Movie Magazine International


The Horse Whisperer

USA - 1998

Movie Review By Andrea Chase

At the beginning of "The Horse Whisperer" a family in crisis learns that their lives have been a lovely sham. The daughter, Grace, and her horse suffer an accident that traumatizes them both in body and mind.

In the aftermath, Grace, and her parents, Annie, played with with a nervous edge by Kristen Scott Thomas, and Robert, played by stalwart Sam Neil, realize they've been teetering on the edge of dysfunction with only good manners to keep them from falling into the abyss. They haven't really spoken to each other in years.

Grace tests parents and audience alike with an obnoxious persona that masks her pain. Unable to reach her daughter, Annie becomes obsessed with the horse, refusing to let it be put down, despite injuries and changes in its nature that has turned it wild and dangerous. Desperate, she puts everything else, even her cherished career, on hold.

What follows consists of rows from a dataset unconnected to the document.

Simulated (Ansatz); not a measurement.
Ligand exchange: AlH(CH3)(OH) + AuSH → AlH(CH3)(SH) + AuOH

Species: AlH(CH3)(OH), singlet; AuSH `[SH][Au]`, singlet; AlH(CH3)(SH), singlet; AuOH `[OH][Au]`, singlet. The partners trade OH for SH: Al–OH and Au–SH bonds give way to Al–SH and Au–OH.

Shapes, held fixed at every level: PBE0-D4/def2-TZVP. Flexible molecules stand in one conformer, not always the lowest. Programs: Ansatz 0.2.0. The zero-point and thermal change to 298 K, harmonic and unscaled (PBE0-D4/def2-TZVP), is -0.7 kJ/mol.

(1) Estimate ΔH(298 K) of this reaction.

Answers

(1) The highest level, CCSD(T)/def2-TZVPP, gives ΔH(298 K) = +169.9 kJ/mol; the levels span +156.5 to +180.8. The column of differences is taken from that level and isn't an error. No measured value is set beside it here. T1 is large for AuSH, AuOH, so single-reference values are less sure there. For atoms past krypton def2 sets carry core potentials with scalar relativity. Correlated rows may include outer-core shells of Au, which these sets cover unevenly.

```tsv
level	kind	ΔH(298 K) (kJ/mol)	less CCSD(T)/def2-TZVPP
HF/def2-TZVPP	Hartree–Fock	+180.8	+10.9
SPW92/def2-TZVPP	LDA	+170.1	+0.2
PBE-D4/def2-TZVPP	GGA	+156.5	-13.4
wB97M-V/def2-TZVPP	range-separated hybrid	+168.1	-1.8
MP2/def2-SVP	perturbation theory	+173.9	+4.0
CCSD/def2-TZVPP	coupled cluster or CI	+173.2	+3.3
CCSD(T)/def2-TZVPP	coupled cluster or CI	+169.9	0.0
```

In a desperate leap of faith, Annie takes horse and daughter from New York to a Montana ranch, hoping that Tom Booker played by director Robert Redford, a horse whisperer, who can commune with horses, can somehow save them all.

Good plan. Tom provides both the horse, and Grace, the firm hand and gentle touch that the vet and the doctor should have ordered, if only they'd known how. When Annie then falls hard for the gentle and enigmatic Tom, who can blame her?

Redford has made a film that's beautifully photographed and expertly put together. Naturally, we don't hear what the horse is telling Tom, but with precisely chosen shots, we, like the whisperer, can understand. The same with one of the most wildly romantic slow dances on film, burgeoning passion summed up with a hand tightening on a partner's waist.

If "The Horse Whisperer" sentimentalizes the hard, dirty work of ranch life, filming it with dappled sunlight and poetry, it also examines the importance of small moments. At the center, Redford, a romantic tour guide to the things in life that really matter, full of humor, charm, and infinite patience, just like his film. Fantasy, sure, not the horse whispering so much as the idea that there's a place, or a person, that can refresh our spirits and restore order to our lives. It's not reality, but it's a fine place to visit.